First human trafficking indictments in Cullman County

Updated 8-29-17 12:05 p.m.

Woods was re-arrested on Monday on the charges for which he was indicted. He was given a $141,000 property bond and has since bonded out.


CULLMAN COUNTY -  A Fairview man was indicted on July 20 on two counts of first-degree human trafficking. The indictments are the first for human trafficking in Cullman County history.

A grand jury returned two true bills of indictment for Kenneth Loyd Woods, 49, stemming from his arrest on May 9, 2017.

Of his arrest, the Cullman County Sheriff’s Office said at the time, “During an investigation, Cullman County Sheriff’s Office (CCSO) investigators learned that Woods, a registered sex offender, was possibly distributing pills and alcohol to underage students at a Cullman County high school. As the investigation progressed it was determined that the suspect would allegedly demand payment, ‘other than a monetary value,’ for the pills and alcohol that he was selling to the underage students.”

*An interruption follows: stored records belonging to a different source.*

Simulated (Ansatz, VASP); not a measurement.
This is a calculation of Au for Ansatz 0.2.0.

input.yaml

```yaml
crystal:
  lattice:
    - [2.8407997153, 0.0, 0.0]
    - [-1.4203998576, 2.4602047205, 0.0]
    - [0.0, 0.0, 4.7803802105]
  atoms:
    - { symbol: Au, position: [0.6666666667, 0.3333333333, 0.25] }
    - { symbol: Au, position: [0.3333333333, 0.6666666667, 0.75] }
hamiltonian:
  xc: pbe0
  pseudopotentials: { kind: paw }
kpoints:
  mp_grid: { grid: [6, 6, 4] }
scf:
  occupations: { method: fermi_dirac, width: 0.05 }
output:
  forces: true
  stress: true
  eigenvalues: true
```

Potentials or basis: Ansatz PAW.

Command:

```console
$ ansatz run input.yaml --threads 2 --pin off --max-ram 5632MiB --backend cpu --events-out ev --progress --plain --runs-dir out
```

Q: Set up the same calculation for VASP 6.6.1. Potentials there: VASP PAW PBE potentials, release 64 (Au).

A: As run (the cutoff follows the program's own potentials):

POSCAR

The Tribune has learned from multiple sources that the high school was Fairview High School.

Woods is now facing a total of eight felony charges.

The first indictment is for electronic solicitation of a child, transmission of obscene material to a minor, second-degree rape, enticing a child for immoral purposes and first-degree human trafficking.

The second is for electronic solicitation of a child, transmission of obscene material to a minor and first-degree human trafficking.

Woods was jailed on a $165,000 cash bond back on May 9; however, his attorneys, Berry, Berry, Little and Chaney, filed a motion to convert his bond to property on May 15, citing Woods’ chronic health issues, disability, age, lack of means to flee, strong ties to the community, number of family members willing to post his bond and that Woods is “not a threat to society.” According to court records, Cullman County District Judge Rusty Turner signed the order converting Woods’ bond to a $400,000 property bond on May 15. Woods’ family bonded him out shortly after.

According to the Code of Alabama, A person commits the crime of human trafficking in the first degree if:

(1) He or she knowingly subjects another person to labor servitude or sexual servitude through use of coercion or deception.

(2) He or she knowingly obtains, recruits, entices, solicits, induces, threatens, isolates, harbors, holds, restrains, transports, provides, or maintains any minor for the purpose of causing a minor to engage in sexual servitude.

As of press time, Loyd has not yet been re-arrested.

Cullman County District Attorney Wilson Blaylock was mum on details of the case, saying, “I’d rather not say any more specifics. I just want to let that (human trafficking definition) stand on its own.”

Blaylock is a member of the Cullman County Human Trafficking Task Force, along with chairperson Kathy Wilson, who said, “As the task force chair and a juvenile probation officer this is great news, but also very sad. I couldn't be more pleased with the efforts of our law enforcement and DA's office! They work tirelessly on keeping our community safe. We knew it was only a matter of time before our city was exposed to this epidemic.”

Blaylock said Woods could face from 10-99 years or even life in prison if convicted.

Woods’ next scheduled court date is for further pleading on Oct. 13. A jury trial is set for Dec. 11.